So who speaks for her, the child? In any other situation, a divorce, separation, eventually even adoption someone, the law, the rights of the child speak, but not for baby X. No one speaks for her, she is unrepresented, a test tube baby whose course in life was determined by contract that she had no part of. Well, shouldn't the Courts let her speak? Recognising rights in a contract that she is the essential part. Who could claim that a baby's rights were contracted away from her before she was even born. It is clear for humanitarian reasons that she should be represented and her rights should never have been assigned away without someone representing the dialogue of her life. Baby X is real, breathes her own air, someone, by every human right, should speak for her - look to bring all the elements of her family life together in a way representing herself, her best interests at least until she reaches the age of consent.
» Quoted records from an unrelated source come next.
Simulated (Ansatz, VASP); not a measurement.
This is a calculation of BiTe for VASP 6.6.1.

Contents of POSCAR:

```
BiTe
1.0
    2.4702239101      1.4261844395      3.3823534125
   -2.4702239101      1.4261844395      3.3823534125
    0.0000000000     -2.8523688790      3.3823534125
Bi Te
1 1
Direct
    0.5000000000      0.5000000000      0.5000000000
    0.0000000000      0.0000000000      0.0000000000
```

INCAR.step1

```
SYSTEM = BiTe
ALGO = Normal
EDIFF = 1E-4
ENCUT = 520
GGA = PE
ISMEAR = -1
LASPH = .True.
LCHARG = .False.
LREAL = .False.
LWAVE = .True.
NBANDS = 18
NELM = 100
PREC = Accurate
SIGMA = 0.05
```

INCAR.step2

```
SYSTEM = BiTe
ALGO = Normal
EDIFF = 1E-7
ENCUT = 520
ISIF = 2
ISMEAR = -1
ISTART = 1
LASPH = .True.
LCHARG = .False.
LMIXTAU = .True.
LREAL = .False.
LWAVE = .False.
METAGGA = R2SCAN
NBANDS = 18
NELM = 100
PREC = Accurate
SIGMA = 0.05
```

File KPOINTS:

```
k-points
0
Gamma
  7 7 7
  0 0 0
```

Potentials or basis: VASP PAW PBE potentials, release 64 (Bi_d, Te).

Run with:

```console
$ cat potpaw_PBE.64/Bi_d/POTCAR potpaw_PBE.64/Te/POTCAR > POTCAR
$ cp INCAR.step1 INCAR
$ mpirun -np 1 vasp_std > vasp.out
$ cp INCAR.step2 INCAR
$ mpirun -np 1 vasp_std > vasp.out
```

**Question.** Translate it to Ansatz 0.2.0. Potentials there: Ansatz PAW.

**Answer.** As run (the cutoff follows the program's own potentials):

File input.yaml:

Baby X is like the adopted children who once under the law where never allowed to know or contact their birth parents, like the war baby's, and refugee children brought to NZ during and after the 2nd World War and often told their parents were dead when in fact they still lived. In all these cases something is taken from the children, something is assumed about them - that they have lesser rights. Probably we all know adults who've suffered by not knowing they were adopted or that they had birth parents in the world and know the tragedy that can mean to some.
Step in Polynesia, the Pacific way - where children can, and sometimes are, raised by other members of the family, have 2 mums or dads but where the truth is never kept from them. Children that when they become adults can acknowledge all parts of their lives and are accepted no less that any other, children not constrained by a law that keeps the truth from them, children not caught in a dispute between parents that sees part of their lives shut out and takes away from them their basic rights. The lawmakers can be as callous and cold against a child they might never meet, nor understand that is abhorrent to hide the truth from them, hide the essence of who they are in such a way that devalues their existence and rights - a palangi way.
The case of Baby X is important for her and others like her. It surely must be within the law to recognise the contract that operated before it was arbitrarily shut down by one side having enjoyed the fruits of that contract in a financial way for a whole year before retiring behind a second 'contract' that they had ignored to that point. There is little fairness in that, and that they accepted the 'gift' on an embryo on an acknowledged and operative verbal agreement. A situation that reasonable adults, with the help of the Court and Government agencies if necessarily, should be able to resolve, but the gross unfairness is that nobody represents Baby X, or speaks for her until she can speak for herself.